AirPose: Multi-View Fusion Network for Aerial 3D Human Pose and Shape Estimation

Overview

AirPose

AirPose: Multi-View Fusion Network for Aerial 3D Human Pose and Shape Estimation

iccv_teaser


Check the teaser video

This repository contains the code of AirPose a novel markerless 3D human motion capture (MoCap) system for unstructured, outdoor environments that uses a team of autonomous unmanned aerialvehicles (UAVs) with on-board RGB cameras and computation.

Please clone the repository with the following

git clone https://github.com/robot-perception-group/AirPose.git --recursive


Data can be freely accessed here. Please download the data, and untar it whenever necessary. Content details are following:

  • copenet_synthetic_data.tar.gz - Synthetic dataset
  • copenet_dji_real_data.tar.gz - real dataset
  • hmr_synthetic.tar.gz - Baseline pretrained checkpoint on synthetic data and pkl files for precalculated results
  • copenet_singleview_ckpt.zip - Baseline+Fullcam pretrained checkpoint on synthetic data and pkl files for precalculated results
  • muhmr_synthetic.tar.gz - Baseline+Multiview pretrained checkpoint on synthetic data and pkl files for precalculated results
  • copenet_twoview_synthetic_ckpt.tar.gz - AirPose pretrained checkpoint on synthetic data and pkl files for precalculated results
  • hmr_real_ckpt.zip - Baseline finetuned checkpoint on real data and pkl files for precalculated results
  • copenet_twoview_real_ckpt.zip - AirPose finetuned checkpoint on real data and pkl files for precalculated results
  • SMPLX_to_J14.pkl - Mapping from SMPLX joints to the 14 joints format of openpose. It is used in the method AirPose+.

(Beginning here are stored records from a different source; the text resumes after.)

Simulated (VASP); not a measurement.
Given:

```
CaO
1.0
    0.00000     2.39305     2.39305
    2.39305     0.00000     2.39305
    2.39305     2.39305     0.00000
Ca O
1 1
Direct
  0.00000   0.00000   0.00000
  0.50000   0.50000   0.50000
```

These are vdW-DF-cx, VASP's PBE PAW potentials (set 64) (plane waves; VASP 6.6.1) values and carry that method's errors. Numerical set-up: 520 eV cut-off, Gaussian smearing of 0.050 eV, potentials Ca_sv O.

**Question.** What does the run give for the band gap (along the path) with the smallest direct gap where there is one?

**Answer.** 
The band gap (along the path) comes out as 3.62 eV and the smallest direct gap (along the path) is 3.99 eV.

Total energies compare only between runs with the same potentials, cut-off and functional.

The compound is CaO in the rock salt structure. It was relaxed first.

The code was tested using Python 3.8.

SMPLX code in this repo is a modified version of the official SMLX implementation. Download the SMPLX model weights from here and run the following

# from the download location
unzip models_smplx_v1_1.zip -d models_smplx
unzip models_smplx/models/smplx/smplx_npz.zip -d used_models
rm models_smplx -r

Then copy the content of used_models (just created, with SMPLX_{MALE,FEMALE,NEUTRAL}.npz files) folder into your_path/AirPose/copenet/src/copenet/data/smplx/models/smplx.

You need to register before being able to download the weights.

Now, you may want to create a virtual environment. Please be sure your pip is updated.

Install the necessary requirements with pip install -r requirements.txt. If you don't have a cuda compatible device, change the device to cpu in copenet_real/src/copenet_real/config.py and copenet/src/copenet/config.py.

In those files (copenet_real/src/copenet_real/config.py and copenet/src/copenet/config.py) change LOCAL_DATA_DIR to /global/path/AirPose/copenet/src/copenet/data".

Check out this link to fix the runtime error RuntimeError: Subtraction, the - operator, with a bool tensor is not supported due to the Torchgeometry package.

Install the copenet and copenet_real packages in this repo

pip install -e copenet
pip install -e copenet_real

Download the head and hands indices files form here and place them in AirPose/copenet/src/copenet/data/smplx (MANO_SMPLX_vertex_ids.pkl and SMPL-X__FLAME_vertex_ids.npy).

Synthetic data training

The data to be used is copenet_synthetic_data.tar.gz (here)

Preprocess

To run the code of this repository you first need to preprocess the data using

# from AirPose folder
python copenet/src/copenet/scripts/prepare_aerialpeople_dataset.py /absolute/path/copenet_synthetic

And code can be run by the following (from AirPose/copenet folder):

python src/copenet/copenet_trainer.py --name=test_name --version=test_version --model=muhmr --datapath=/absolute/path/copenet_synthetic --log_dir=path/location/ --copenet_home=/absolute/path/AirPose/copenet --optional-params...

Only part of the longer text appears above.